Fun Home

Fun Home Summary and Analysis of "A Happy Death"

Summary:

This chapter begins with a drawing of a newspaper headline, which Bechdel uses to reveal that her father died after being hit by a truck. Bechdel believes that he committed suicide. Although there is no definitive proof, Bechdel points to several pieces of circumstantial evidence that support her conclusion. Then, she admits that she might just have convinced herself that her father's death was intentional because it is less painful for her that way. Bechdel reveals that her mother had asked her father for a divorce two weeks before he died.

Bechdel marvels at the fact that her father spent his whole life in a relatively limited geographical area. She cannot understand why her cultured parents, especially her mother (who studied acting in New York City), would have chosen to remain in a small Pennsylvania town for their entire lives. Both Bruce and Helen Bechdel encouraged Alison and her brothers to leave once they were grown.

The narrative flashes back to when young Bruce Bechdel was stationed in Europe. Helen (Alison's mother) flies there to marry him. They live in West Germany until Bruce's father (Alison's paternal grandfather) has a heart attack. Bechdel's parents, who are expecting their first child, return to Pennsylvania to take over the family funeral home business. Helen gives birth to Alison and then Christian one year later, and Bruce begins teaching English at the local high school. Soon thereafter, Alison's youngest brother, John, is born.

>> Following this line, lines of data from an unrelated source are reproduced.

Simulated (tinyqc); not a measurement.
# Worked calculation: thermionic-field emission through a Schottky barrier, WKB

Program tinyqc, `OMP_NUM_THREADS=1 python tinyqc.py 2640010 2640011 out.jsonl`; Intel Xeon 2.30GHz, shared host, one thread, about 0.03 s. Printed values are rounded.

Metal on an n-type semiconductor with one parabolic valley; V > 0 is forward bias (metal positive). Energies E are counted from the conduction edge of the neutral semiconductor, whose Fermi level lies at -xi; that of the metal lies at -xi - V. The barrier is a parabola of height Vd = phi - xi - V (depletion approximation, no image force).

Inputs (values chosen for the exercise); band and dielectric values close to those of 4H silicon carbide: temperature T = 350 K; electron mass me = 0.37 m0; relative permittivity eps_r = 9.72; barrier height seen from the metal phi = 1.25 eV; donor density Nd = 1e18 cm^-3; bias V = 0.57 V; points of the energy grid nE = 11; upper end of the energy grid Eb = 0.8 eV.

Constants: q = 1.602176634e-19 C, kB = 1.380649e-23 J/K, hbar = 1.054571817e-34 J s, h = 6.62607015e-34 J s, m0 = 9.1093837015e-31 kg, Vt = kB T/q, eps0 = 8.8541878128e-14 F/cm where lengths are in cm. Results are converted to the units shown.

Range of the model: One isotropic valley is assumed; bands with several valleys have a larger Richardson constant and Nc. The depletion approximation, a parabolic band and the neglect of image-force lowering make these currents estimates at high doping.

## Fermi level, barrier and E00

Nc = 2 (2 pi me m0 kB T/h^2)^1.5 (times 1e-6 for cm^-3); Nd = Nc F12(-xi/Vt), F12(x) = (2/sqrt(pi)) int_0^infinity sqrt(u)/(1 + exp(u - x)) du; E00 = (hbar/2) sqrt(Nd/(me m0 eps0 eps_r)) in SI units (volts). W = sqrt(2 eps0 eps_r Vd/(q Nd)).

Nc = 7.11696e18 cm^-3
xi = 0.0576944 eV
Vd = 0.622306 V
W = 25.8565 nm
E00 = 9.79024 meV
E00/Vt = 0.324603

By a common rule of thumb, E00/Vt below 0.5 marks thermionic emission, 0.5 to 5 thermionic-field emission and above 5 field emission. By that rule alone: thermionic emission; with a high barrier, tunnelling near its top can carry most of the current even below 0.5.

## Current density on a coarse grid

Young Alison sees a connection between her own family and the Addams family, whom she reads about in cartoons. Having a family funeral home business casts a pervasive aura of gloom over Alison's existence; she also compares her appearance to Wednesday Addams's. However, Alison explains, spending time in the "Fun Home" also helps the Bechdel children develop an insensitivity to death. Although it is sometimes creepy to be there at night, the Bechdel kids often sleep over with their paternal grandmother, who lives in front of the funeral home building. Their grandmother likes to tell Alison, Christian, and Jobhn a bedtime story about how when Bruce was a little boy, he got caught in the mud on the family farm. Mort Dehaas, the mailman, found him and had to yank him free. Once he finally came home, Bruce's mother put him in the "oven," or an old-fashioned cook-stove, to warm him up again (42).

One day, Bruce calls a teenage Alison into the embalming room while he is preparing a naked male cadaver. She wonders if her father is testing her; she doesn't react to the dead body. Bechdel speculates that her early ability to suppress fear in the face of death led to her lack of emotion upon hearing about her father's death years later. In fact, Bechdel continues, she found herself smiling instead of crying when she returned home from college after receiving news of Bruce's death. She writes that she found his demise to be incomprehensible in part because of his profession as an undertaker. She admits that when she viewed her father's body with her brothers and visited his grave for years afterward, she felt no real emotion except for annoyance.

Analysis

There is a great deal of phallic imagery throughout this chapter. Bruce Bechdel's tombstone is an obelisk, a shape he loved. He even collects obelisks before his death, and this strange hobby comes to symbolize his pursuit of teenage boys. In Bechdel's drawings of Bruce calling young Alison into the embalming room, she highlights the cadaver's penis by rendering it in extreme detail. Although such a raw image of the male sexual organ might surprise the reader, Alison does not flinch. Young Alison's indifference eventually comes to parallel Bruce Bechdel's latent homosexuality - a part of himself that he suppressed. Later, his daughter learns to suppress her emotional reaction to his death. 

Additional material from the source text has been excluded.